Figure 3. Comparison between simulated (a) and observed (b) differential interferograms with time interval of about 4 years. 
The further data reduction concentrates on a patch of 27 km by 
15 km within the ERS SAR frame as shown in Figure 1. The 
14618 PS pixels detected out by ADI are superimposed onto the 
amplitude image by red points. 86 differential interferograms 
are generated by the “two-pass” method. The DEOS precise 
orbit state vectors and the SRTM DEM (about 10-m accuracy) 
are used to remove both flat-earth trend and topographic effect, 
thus highlighting land subsidence. 
A very strong network was created by freely connecting each 
PS and all the others less than 1 km apart, resulting in 1463306 
arcs. The increments of both linear motion velocities and 
elevation errors at each arc were then estimated by maximizing 
the model coherence with equation (3). The LOS deformation 
velocities and elevation errors at all the PSs are estimated by 
the weighted LS solution. Figure 2 reports the derived 
subsidence-velocity map in the study area. It can be seen that a 
subsiding bowl with a diameter of about 5 km appears in 
Glendale and has a peak subsidence rate of 54 mm/yr, while a 
wider subsiding bowl with a diameter of about 12 km spans 
Glendale, Peoria and Sun City and has a peak subsidence rate of 
30 mm/yr. It can be inferred that the linear subsidence 
magnitude accumulated during the maximum time span of SAR 
acquisitions (about 8 years) may be up to 43 and 24 cm, 
respectively, at the two peaks. The eastern parts of the study 
site present subtle or zero subsidence. The subsidence in 
farmlands cannot be estimated due to the lack of PSs. 

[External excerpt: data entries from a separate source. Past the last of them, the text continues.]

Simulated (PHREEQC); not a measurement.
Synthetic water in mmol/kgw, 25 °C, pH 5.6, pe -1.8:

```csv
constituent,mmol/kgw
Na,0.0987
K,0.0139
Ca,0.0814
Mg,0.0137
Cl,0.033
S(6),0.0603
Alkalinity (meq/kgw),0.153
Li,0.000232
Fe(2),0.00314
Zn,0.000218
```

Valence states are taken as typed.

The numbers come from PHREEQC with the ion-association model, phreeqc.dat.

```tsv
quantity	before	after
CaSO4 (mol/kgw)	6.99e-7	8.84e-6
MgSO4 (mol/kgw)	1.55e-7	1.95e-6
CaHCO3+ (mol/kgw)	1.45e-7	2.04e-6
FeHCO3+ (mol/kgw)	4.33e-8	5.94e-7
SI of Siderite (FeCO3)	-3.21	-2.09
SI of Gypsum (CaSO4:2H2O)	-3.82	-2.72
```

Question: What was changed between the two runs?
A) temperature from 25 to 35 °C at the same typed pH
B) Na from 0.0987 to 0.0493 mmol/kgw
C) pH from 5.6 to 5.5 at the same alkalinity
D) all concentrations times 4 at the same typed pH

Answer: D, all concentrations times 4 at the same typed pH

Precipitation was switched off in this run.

The fidelity of the estimated subsidence rates has been checked 
by visually comparing the observed differential interferograms 
with those simulated using the subsidence-velocity map. As an 
example, Figure 3 shows such comparison for the differential 
interferograms with time interval of about 4 years. It is evident 
that they are in good agreement. Some minor inconsistency in 
some areas can be ascribed to atmospheric artifacts, topographic 
errors, and nonlinear motion. It also can be seen that the small- 
extent but deeper subsiding bowl in Glendale can be completely 
recovered by the PS networking method. However, its complete 
shape and extent do not present in any observed individual 
differential interferograms due to temporal decorrelation. All 
these not only verify that the estimation approach is powerful 
and reliable, but also suggest that the linear subsidence in the 
study area dominates the nonlinear component. 
The nonlinear subsidence was separated from the atmospheric 
artifacts by both the SVD and EMD method. As examples, 
Figure 3 shows the temporal evolution of atmospheric delay in 
LOS direction, nonlinear and total subsidence at two PS points 
(PI and P2) near the centres of two subsiding bowls (see Figure 
2). The atmospheric variation is evidently random in time. The 
atmospheric artifacts at P2 range from -2.0 to 2.1 cm, which are 
slightly higher than those at PI. Point P2 presents a dynamic 
range of-2.5-2.2 cm nonlinear subsidence, while point PI has a 
narrower range of nonlinear subsidence (-2.0-1.4 cm). 
Additionally, it can be seen that point PI located near the 
deeper subsiding bowl exhibits more seasonal undulation than 
point P2 located near the shallow subsiding bowl. From the two 
profiles of total subsidence, we stress once again that the linear 
trend of subsidence dominates the nonlinear component in this 
study area.